We have a little secret for you: Charles isn’t the only artist in our studio. The creativity is constantly flowing. We would like to introduce you the photography of our very own in-house Photographer Nicholas Rouke. Rouke graduated with a Bachelors in Visual Arts and Theater from Marlboro College and his first artistic influence was the U.S Playwright Eugene O’Neill. O’Neill explored themes of tragedy in American life and Nick found himself being drawn to them, with his favorite being the epic “Long Day’s Journey into Night.” Although Nick didn’t become a writer, his love of O’Neill sparked something within him and he realized that his medium of choice to express his creative spirit was photography. Nick has spent years perfecting his craft and developing his own voice.

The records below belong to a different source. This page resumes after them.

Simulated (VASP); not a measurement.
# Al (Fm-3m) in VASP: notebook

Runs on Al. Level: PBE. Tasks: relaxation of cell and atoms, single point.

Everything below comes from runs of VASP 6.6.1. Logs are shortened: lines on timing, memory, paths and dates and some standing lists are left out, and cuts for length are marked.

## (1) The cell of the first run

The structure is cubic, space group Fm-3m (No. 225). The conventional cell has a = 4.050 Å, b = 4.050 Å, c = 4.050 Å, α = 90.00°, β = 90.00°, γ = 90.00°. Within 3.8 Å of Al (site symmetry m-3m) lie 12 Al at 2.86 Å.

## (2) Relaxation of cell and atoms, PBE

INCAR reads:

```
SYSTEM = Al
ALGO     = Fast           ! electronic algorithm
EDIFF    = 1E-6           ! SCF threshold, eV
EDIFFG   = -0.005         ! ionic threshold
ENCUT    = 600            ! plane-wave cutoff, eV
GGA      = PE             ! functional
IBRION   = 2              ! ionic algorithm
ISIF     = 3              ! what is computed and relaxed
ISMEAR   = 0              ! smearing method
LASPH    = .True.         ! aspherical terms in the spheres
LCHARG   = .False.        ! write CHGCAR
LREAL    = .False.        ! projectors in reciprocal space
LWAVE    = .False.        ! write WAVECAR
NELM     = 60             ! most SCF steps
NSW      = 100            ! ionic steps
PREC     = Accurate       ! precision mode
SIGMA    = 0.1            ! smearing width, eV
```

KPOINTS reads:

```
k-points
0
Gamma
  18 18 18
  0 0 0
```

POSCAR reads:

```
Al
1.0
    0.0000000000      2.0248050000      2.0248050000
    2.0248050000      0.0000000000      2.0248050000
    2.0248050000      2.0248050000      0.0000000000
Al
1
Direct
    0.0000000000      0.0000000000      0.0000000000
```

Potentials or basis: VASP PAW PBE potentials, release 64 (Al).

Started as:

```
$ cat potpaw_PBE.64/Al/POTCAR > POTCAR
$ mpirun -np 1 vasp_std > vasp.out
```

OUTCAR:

So just what is Nickolas trying to tell us in this montage of still-life photographs that obviously highlight the potentially absurd, yet pointedly dark and dramatic? His work is a study in the human relationship to death and dying. In his own words:
“My inquiry into these weighty themes, always leavened by humor, animates the substance and style of my art. Currently I’m creating photographs using old skulls and children’s toys to create humorous pieces about nostalgia, consumerism, and death. I have chosen objects that remind me of death and tragedy and photographed them as if they are part of advertisements. The fact that life is finite drives human desire. Our culture takes advantage of that inherent yearning to sell us a version of a more complete life. My aim is to poke fun at consumer culture by making art that is ‘selling’ death; art that asks the viewers to reexamine their relationship with the objects they buy.”
No doubt that Nicholas has found his photographic voice. His images speak volumes about the relationship between popular culture and the much larger metaphysical themes of death and morbidity. And somehow he works in a commentary on consumerism and our own daily existence. We’re proud to have him on staff!